Does business education stifle innovation and creativity? You probably already know Sir Ken Robinson’s TED talk, from 2006, Do Schools Kill Creativity? It’s one of the five or so most viewed and most discussed TED talks. His basic idea is that schools focus too much on the academic, not enough on other kinds of intelligence. He was talking about classic elementary education mostly. What about business, and business education?

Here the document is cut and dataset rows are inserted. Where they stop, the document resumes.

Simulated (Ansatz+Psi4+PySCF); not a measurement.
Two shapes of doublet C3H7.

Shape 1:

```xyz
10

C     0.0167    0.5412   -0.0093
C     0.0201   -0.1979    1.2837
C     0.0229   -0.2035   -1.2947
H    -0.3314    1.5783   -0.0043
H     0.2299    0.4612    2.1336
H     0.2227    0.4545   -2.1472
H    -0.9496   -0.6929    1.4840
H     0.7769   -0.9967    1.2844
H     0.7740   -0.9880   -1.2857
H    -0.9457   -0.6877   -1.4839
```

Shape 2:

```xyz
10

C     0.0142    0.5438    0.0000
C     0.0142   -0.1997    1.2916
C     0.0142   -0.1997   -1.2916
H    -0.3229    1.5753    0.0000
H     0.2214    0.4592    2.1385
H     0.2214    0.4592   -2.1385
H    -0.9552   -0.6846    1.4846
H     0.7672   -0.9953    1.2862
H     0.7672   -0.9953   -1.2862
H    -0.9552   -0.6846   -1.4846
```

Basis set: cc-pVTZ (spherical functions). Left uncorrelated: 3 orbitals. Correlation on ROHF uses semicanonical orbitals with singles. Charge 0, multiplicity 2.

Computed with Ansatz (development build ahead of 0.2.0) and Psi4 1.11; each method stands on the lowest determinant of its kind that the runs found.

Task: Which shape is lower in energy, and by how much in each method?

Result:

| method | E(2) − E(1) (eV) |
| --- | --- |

I have trouble myself with some of the recent themes about education and entrepreneurship. I shudder when people ask, “Why get an education if I’m going to be an entrepreneur?” And then there’s the other one, “you can’t teach entrepreneurship.” I’m somewhere in the middle on these controversies; I believe general education makes life better; that the value of education isn’t to be measured in earnings dollars after education; that a liberal arts education is great preparation for entrepreneurship; and that an MBA degree was useful to me and can be to others, but isn’t a universal requirement, by any means. I’ve posted here previously 5 things business schools can teach and 5 things they can’t. And also, can business schools teach entrepreneurship?
The James March Question
But there’s also this idea, always in the back of my mind: the talk I had with James March, way back in the 1980s, about how higher education teaches us to do what everybody else has done, not to do things differently.
The best class I took at the Stanford Business School during my MBA years (1979-81) was taught by Professor James March, co-author of the book An Introduction to Models in the Social Science. It was about the same subject. He was funny. He was contrarian. He was brilliant. He had a mathematical model of a cocktail party that predicted how many people would be passed out at the end of the party, based on inputs including how many couples, how many singles, and, particularly important, how many more male singles than female singles. That may be too gender-specific for today’s world, but it was applicable 30 years ago.
I liked and respected Prof. March so much that in the middle 1980s I tried to get him to join me in what would have been a venture to create a game that teaches business. Prof. March didn’t join me and I didn’t create the new venture. I continued with my business plan consulting instead.
I’ve never forgotten the conversation we had in his office that day. I can’t remember the exact words, of course, but Prof. March reminded me that there is an underlying conflict between education and creativity. He was an educator, but he was also a contrarian and a thinker, so he enjoyed flanking our standard assumptions.
“Schools teach conformity,” he said. “Education is about reinforcing the supposed right way of doing something, meaning the way we’ve always done it, the way the establishment expects us to do it.” Schools taught that the world is flat until a renegade proved otherwise.
“New ideas come from people that haven’t been indoctrinated,” he said. This was of course before the phrase “think outside the box” came along, but he would have referenced that if we’d been later in time. Schooling is about learning how to think inside the box. If you believe this line of reasoning.
Here again, I run into paradox. I believe in education but I also believe what Prof. March suggests. Is the answer that you have to know the fundamentals before you transcend them?